Strange Duplicate scenario

Post questions here relative to DataStage Enterprise/PX Edition for such areas as Parallel job design, Parallel datasets, BuildOps, Wrappers, etc.

Moderators: chulett, rschirm, roy

Post Reply
datastagenewbie
Participant
Posts: 64
Joined: Tue Sep 23, 2008 9:54 am

Strange Duplicate scenario

Post by datastagenewbie »

I have a strange duplicate scenario , below is my scenario.

Code: Select all

key value start      end
1   a     1/1/2010   12/31/2010
1   a     3/1/2010   9/30/2010
In the above case it should duplicate, as there is a overlapping time period

Code: Select all

key value start      end
1   a     1/1/2010   12/31/2010
1   a     1/1/2011   12/31/2011
And in this case it should not

Any ideas of how it can be implemented in datastage??
THanks in advance.
kumar_s
Charter Member
Charter Member
Posts: 5245
Joined: Thu Jun 16, 2005 11:00 pm

Post by kumar_s »

Do a range look up of the same data and mark the looked up records as duplicate and reject it.
In the given example, the second record of the first set will get a match on the first record. And hence duplicate.
Impossible doesn't mean 'it is not possible' actually means... 'NOBODY HAS DONE IT SO FAR'
PhilHibbs
Premium Member
Premium Member
Posts: 1044
Joined: Wed Sep 29, 2004 3:30 am
Location: Nottingham, UK
Contact:

Post by PhilHibbs »

kumar_s wrote:Do a range look up of the same data and mark the looked up records as duplicate and reject it.
In the given example, the second record of the first set will get a match on the first record. And hence duplicate.
That sounds quite complicated. Do you mean, look up both the start and end date against every other pair of values other than itself? That would involve creating n-1 lookups for n rows of data, so if there are 20 rows, you need to create 19 lookups. If there are 100 rows, you need 99 lookups. I wouldn't have a clue how to build that.
Phil Hibbs | Capgemini
Technical Consultant
chulett
Charter Member
Charter Member
Posts: 43085
Joined: Tue Nov 12, 2002 4:34 pm
Location: Denver, CO

Post by chulett »

:idea: People, don't add the tags that we can use here - bold, italics, code, etc - and then enable / check the Disable BBCode in this post option. Kind of defeats the whole purpose.

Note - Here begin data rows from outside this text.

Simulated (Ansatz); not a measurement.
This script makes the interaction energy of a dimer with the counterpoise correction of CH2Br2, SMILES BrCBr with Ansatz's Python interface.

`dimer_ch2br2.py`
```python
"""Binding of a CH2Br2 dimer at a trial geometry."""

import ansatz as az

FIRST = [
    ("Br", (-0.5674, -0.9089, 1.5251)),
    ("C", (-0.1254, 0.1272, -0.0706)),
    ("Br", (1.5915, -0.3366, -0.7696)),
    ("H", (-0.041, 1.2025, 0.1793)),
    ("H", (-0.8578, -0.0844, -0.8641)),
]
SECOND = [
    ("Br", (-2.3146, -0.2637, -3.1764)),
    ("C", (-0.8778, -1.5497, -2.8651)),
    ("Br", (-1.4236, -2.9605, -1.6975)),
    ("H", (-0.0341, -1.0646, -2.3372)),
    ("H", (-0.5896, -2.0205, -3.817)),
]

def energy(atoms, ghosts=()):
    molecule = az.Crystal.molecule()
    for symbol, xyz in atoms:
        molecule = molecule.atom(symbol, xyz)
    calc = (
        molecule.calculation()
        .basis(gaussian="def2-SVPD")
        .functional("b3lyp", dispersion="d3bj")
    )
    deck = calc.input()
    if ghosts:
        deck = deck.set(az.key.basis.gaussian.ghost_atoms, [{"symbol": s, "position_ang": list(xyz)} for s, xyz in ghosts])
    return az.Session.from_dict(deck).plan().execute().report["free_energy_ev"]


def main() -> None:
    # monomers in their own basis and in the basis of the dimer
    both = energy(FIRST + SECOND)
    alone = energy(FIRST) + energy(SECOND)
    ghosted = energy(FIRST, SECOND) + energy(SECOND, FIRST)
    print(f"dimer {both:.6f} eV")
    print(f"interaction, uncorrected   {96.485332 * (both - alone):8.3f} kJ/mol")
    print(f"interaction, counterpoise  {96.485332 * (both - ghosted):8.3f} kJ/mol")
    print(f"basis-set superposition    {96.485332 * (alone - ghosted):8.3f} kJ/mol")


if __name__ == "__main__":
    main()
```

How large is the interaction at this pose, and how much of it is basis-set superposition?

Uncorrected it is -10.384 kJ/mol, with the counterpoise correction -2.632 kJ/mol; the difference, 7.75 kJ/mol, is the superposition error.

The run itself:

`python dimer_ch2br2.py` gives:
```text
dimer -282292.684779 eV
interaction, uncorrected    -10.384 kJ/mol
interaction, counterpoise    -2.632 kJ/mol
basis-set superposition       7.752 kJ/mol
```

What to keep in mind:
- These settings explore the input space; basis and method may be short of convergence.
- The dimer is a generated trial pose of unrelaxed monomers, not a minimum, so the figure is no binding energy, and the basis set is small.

To the O/P, as I would say elsewhere: FTFY... fixed that for ya. :wink:
-craig

"You can never have too many knives" -- Logan Nine Fingers
vivekgadwal
Premium Member
Premium Member
Posts: 457
Joined: Tue Sep 25, 2007 4:05 pm

Post by vivekgadwal »

I wonder if the scenario is more complicated than I think it is! Please do let me know if I am overlooking something... :?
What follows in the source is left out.